This is not terribly informative in and of itself. $looic = -2 * elpd_{loo}$ as is the corresponding SEs, so that is just a matter of scale. What ELPD tells you is that the product of the densities of all left-out data points is approximately $exp(-350) \sim 10 ^ {-146}$, a vanishingly small number because we multiply many small numbers. This is mentally hard to interpret because the density at a given point is only meaningful relative to the full distribution. Furthermore, it depends on the size of the dataset (the more small densities you multiply, the smaller the ELPD).

What is interesting is the relative differences in these predicted densities. We can compare the models using loo::loo_compare(). We save the results in fit$loo to keep things together, which will also be useful if you want to save(fit) the objects for later use.

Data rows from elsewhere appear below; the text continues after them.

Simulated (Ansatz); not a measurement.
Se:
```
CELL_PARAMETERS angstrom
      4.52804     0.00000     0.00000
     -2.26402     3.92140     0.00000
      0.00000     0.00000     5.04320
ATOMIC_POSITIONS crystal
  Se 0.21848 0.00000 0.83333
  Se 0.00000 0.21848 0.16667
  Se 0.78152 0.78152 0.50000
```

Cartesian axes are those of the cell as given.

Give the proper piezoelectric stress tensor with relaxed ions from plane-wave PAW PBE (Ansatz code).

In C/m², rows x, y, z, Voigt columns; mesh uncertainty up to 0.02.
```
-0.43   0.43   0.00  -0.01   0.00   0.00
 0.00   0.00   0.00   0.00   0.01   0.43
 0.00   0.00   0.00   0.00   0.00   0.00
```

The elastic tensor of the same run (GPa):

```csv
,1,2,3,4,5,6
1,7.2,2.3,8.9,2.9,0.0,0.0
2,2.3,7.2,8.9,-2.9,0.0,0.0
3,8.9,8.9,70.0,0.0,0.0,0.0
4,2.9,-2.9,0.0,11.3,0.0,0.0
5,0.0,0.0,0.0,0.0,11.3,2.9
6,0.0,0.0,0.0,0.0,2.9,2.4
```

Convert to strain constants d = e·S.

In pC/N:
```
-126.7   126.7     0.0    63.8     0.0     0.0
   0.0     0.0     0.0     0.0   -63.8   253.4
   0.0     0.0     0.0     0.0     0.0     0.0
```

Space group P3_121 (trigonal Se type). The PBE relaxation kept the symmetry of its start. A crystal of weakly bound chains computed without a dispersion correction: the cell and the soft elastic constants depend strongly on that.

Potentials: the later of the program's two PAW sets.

fit_default$loo = loo(fit_default)
fit_info$loo = loo(fit_info)
fit_simple$loo = loo(fit_simple)

loo::loo_compare(fit_default$loo, fit_info$loo, fit_simple$loo)

##        elpd_diff se_diff
## model2  0.0       0.0   
## model1 -0.5       0.2   
## model3 -4.1       2.8

Aha, so the second model (“model2”, i.e., fit_info) passed to loo_compare() was preferred as the other models had smaller ELPDs. As a first rough conclusion, we’ve learned that informed priors and a plateau improved out-of-sample predictions.

Again, the absolute number (elpd_diff) is hard to relate to. More interpretable is the elpd_diff/se_diff ratio. This is almost like a z-score, i.e., a ratio of 1.96 corresponds to 95% probability that one model has superior predictive accuracy. This is not an effect size but more a measure of certainty that this is not compatible with equal predictive properties. Just like Bayes Factors, a nice property over frequentist p-values is that you can quantify the relative evidence for and against any pair of models without having to assume one of them as null.

Note that the loo developers have advised that this ratio is too optimistic in practice, but that one can be confident if it exceeds 5 [Citation needed]. So to conclude, none of these models above stand out as particularly good or bad.

You could do the same using waic. This is computationally lighter at the cost of robustness to influential data points. The results are almost always practically identical.

fit_default$waic = waic(fit_default)
fit_info$waic = waic(fit_info)
fit_simple$waic = waic(fit_simple)

loo::loo_compare(fit_default$waic, fit_info$waic, fit_simple$waic)

##        elpd_diff se_diff
## model2  0.0       0.0   
## model1 -0.5       0.2   
## model3 -4.1       2.8

Stacking

The loo package contains many other useful functions. For example, if prediction is your goal, it is often optimal to combine models rather than letting the “winner-takes-it-all” do all the predicting. This is also called stacking:

loo::stacking_weights(fit_default$loo, fit_info$loo, fit_simple$loo)

This means that once model2 (fit_info) has done it’s “predicting”, the others add very little over and above that. If you want to learn about how well they predict relative to each other, use loo::peudobma_weights() which weights proportional to the ELPD of each model.